Creating a new database¶

Before creating a request to create a new database, one has to choose the structure of the database they want to use. Indeed, one of the features that makes Molar modular is to support virtually any database structure, thanks to Alembic.

Available databases structure are available as revisions, and can be queried through:

[2]:

admin_client.get_alembic_revisions()

[2]:

	revision	log_entry	branch_labels
0	0bc99b5f8fcc	Rev: 0bc99b5f8fcc (head)\nParent: f31c7d486f1f...	[eventsourcing, compchem]
1	311e0c050706	Rev: 311e0c050706 (head)\nParent: bf3c5d811155...	[molar-main]
2	443c140f72c3	Rev: 443c140f72c3 (head)\nParent: f31c7d486f1f...	[eventsourcing, a3md-optoelectronics]

molar-main is the structure used for registering database requests. compchem contains a base structure for computational chemistry efforts.

It is possible to add new structure to Molar. However, you will need to have access to the server. This process in detailed in the backend section.

To create a new database, one has to make make a request first. The credentials provided in ClientConfig do not exists yet, but will be used to create the first superuser once the database request is approved.

[3]:

user_cfg = ClientConfig(server_url="http://localhost:8000",
                        email="new_user@molar.org",
                        password="new_password",
                        database_name="compchem")

user_client = Client(user_cfg)

user_client.database_creation_request(
    superuser_fullname="New User",
    alembic_revisions=["compchem@head"]
)

[10:27:02] INFO     Database request created                                    client.py:108

[3]:

{'msg': 'Database request created'}

Then, the database request can be approved by an admin:

[4]:

admin_client.approve_database("compchem")

[10:27:24] INFO     Database compchem created.                                  client.py:108

[4]:

{'msg': 'Database compchem created.'}

Now that the database compchem has been created, I can login with a new client:

[5]:

user_client.test_token()

[5]:

{'email': 'new_user@molar.org',
 'is_superuser': True,
 'is_active': True,
 'full_name': 'New User',
 'created_on': '2021-06-16T08:27:24.470584',
 'user_id': 1}

As you can see here-above, new_user@molar.org is the superuser for this new database.

Managing users¶

There are two ways to add users to the newly created database. Either the superuser can add them using Client.add_user, or it is possible for new users to register themselves. For example:

[6]:

new_test_user_cfg = ClientConfig(server_url="http://localhost:8000",
                                 email="new_user2@molar.org",
                                 password="another new password",
                                 database_name="compchem")
new_test_user_client = Client(new_test_user_cfg)
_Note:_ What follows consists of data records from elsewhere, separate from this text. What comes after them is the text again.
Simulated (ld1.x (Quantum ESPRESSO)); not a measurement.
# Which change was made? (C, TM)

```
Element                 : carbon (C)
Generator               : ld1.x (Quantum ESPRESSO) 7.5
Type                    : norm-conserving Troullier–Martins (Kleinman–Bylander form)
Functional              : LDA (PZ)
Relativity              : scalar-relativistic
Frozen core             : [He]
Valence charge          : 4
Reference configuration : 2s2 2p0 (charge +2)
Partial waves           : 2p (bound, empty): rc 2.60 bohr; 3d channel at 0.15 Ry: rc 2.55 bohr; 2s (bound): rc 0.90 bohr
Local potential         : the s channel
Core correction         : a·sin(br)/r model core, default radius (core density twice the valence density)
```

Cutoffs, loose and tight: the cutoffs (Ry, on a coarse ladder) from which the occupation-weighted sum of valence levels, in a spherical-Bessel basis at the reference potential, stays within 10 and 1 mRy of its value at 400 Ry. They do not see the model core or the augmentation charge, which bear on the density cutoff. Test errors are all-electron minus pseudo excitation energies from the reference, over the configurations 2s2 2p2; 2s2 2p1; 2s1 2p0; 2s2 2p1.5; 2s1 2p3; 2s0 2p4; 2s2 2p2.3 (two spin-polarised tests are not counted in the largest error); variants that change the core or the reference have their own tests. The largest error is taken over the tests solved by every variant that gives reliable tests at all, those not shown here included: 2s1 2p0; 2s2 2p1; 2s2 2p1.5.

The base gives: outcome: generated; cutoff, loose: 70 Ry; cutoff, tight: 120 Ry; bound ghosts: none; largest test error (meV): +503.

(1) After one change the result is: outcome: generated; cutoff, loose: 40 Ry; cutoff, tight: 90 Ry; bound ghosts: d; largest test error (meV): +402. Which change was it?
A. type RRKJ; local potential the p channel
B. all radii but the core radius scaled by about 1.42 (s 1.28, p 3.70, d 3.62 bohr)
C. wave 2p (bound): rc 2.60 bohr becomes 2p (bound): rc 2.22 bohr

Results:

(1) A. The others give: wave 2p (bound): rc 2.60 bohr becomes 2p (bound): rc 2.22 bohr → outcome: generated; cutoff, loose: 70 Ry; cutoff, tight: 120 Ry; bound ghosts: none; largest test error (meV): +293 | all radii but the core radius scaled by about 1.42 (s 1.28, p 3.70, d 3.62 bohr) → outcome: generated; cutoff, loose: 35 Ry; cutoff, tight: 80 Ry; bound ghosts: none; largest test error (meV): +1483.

new_test_user_client.register_user(full_name="Full Name")

[10:27:28] INFO     User new_user2@molar.org has been register. Ask your        client.py:108
                    database admin to activate this account

[6]:

{'msg': 'User new_user2@molar.org has been register. Ask your database admin to activate this account'}

Once this is done, the superuser of the database needs activate this new account.

[7]:

user_client.activate_user("new_user2@molar.org")

           INFO     User new_user2@molar.org is now active!                     client.py:108

[7]:

{'msg': 'User new_user2@molar.org is now active!'}

[8]:

new_test_user_client.test_token()

[8]:

{'email': 'new_user2@molar.org',
 'is_superuser': False,
 'is_active': True,
 'full_name': 'Full Name',
 'created_on': '2021-06-16T08:27:28.095871',
 'user_id': 2}

Similarly, a superuser could also deactivate this account with Client.deactivate_user().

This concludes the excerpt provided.